Multivariable: Derivatives of Polar Functions, Integrals of Polar Functions.

August 4, 2010

This is going to be a short post about basic differentiating and integrating of multivariable functions.  Remember, just because something is polar doesn’t mean that it’s not fun! But, if something is fun, then it rarely is polar.  Just saying.

 

Differentiating.

Obviously, if you want to take \frac{dr}{d\theta}, then you differentiate normally.  But say we have some function r(\theta) and we want to find \frac{dy}{dx}; note that this is slightly different from polar differentiating, and, in fact, will give us the “slope” of the polar plot if we look at it as if it were in rectangular coordinates.

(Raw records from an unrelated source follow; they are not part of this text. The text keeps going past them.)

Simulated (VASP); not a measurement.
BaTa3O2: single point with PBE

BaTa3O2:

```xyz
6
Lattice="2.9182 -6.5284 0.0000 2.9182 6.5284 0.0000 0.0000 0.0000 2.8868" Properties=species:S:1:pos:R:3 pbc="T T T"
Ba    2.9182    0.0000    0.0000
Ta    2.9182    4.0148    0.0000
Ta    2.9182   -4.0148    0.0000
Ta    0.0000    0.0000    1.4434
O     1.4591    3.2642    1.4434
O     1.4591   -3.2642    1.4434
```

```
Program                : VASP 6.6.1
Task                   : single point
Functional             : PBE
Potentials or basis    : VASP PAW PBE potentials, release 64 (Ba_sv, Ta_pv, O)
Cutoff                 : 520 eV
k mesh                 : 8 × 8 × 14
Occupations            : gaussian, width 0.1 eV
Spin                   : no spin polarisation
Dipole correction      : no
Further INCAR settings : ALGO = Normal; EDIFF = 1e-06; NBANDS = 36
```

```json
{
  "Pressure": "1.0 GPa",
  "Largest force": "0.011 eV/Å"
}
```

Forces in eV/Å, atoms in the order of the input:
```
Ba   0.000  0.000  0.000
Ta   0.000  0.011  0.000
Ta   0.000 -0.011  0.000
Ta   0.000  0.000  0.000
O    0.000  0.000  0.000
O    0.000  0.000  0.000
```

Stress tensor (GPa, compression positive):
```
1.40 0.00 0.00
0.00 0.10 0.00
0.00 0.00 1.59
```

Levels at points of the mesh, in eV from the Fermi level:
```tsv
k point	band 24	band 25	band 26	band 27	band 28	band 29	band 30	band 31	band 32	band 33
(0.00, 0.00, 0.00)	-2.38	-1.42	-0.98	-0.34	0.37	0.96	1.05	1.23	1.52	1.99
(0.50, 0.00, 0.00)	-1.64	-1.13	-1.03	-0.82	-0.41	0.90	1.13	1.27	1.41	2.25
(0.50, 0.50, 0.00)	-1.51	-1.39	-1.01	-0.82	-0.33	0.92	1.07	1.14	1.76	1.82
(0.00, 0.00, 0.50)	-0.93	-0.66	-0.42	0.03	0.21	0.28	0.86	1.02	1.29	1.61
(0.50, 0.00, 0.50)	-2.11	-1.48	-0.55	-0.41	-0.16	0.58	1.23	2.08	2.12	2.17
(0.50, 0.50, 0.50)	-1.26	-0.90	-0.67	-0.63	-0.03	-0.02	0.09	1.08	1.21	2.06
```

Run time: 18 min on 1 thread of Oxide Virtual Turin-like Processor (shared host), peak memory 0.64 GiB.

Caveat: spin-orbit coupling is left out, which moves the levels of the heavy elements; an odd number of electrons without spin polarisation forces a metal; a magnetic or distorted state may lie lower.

Let’s derive this.  Okay, so, what do we know about y and x in terms of polar coordinates?  Well,

y = r\sin(\theta)

x = r\cos(\theta)

so, that’s nice.  Now, can we manipulate \frac{dy}{dx} to give us something nice?  Let’s apply the chain rule:

\displaystyle \frac{dy}{dx} = \frac{\frac{dy}{d\theta}}{\frac{dx}{d\theta}}

Now, notice that \frac{dy}{d\theta} is saying, “Take the derivative of the function y with respect to \theta.”  What is this?  Well, y = r\sin(\theta), and since r may be a function of \theta (indeed, it usually is written this way), we have

\displaystyle \frac{dy}{d\theta} = \frac{dr}{d\theta}\sin(\theta) + r\cos(\theta)

by applying the product rule, and similarly,

\displaystyle \frac{dx}{d\theta} = \frac{dr}{d\theta}\cos(\theta) - r\sin(\theta)

which allows us to simplify the expression above to:

\displaystyle \frac{dy}{dx} = \frac{\frac{dr}{d\theta}\sin(\theta) + r\cos(\theta)}{\frac{dr}{d\theta}\cos(\theta) - r\sin(\theta)}

This may not look like the simpliest expression, but it is much easier than converting a function from polar form back into rectangular form and differentiating.

Let’s take an example.  Let’s take the function r(\theta) = 3\cos(2\theta), below.

image

Now, look at this.  It looks pretty cool, right?  Yeah, let’s find \frac{dy}{dx} of this, and see what’s what.  First, let’s just calculate \frac{dr}{d\theta} so we can replace it into the equation for the rectangular derivative.

\frac{dr}{d\theta} = -6\sin(2\theta)

\displaystyle \frac{dy}{dx} = \frac{-6\sin(2\theta)\sin(\theta) + 3\cos(2\theta)cos(\theta)}{-6\sin(2\theta)\cos(\theta) - 3\cos(2\theta)\sin(\theta)}

and, now, I’ll be the first to admit that this is really an ugly formula.  But, for now, let’s not reduce it, and let’s just plug in some things to see if we get something nice.  First notice that at \theta = \frac{\pi}{2} (this is the very bottom of the graph) we note that we should have a horizontal tangent line.  In fact, plugging in our value for \theta, we find that our derivative gives us 0!  Nicely done, folks.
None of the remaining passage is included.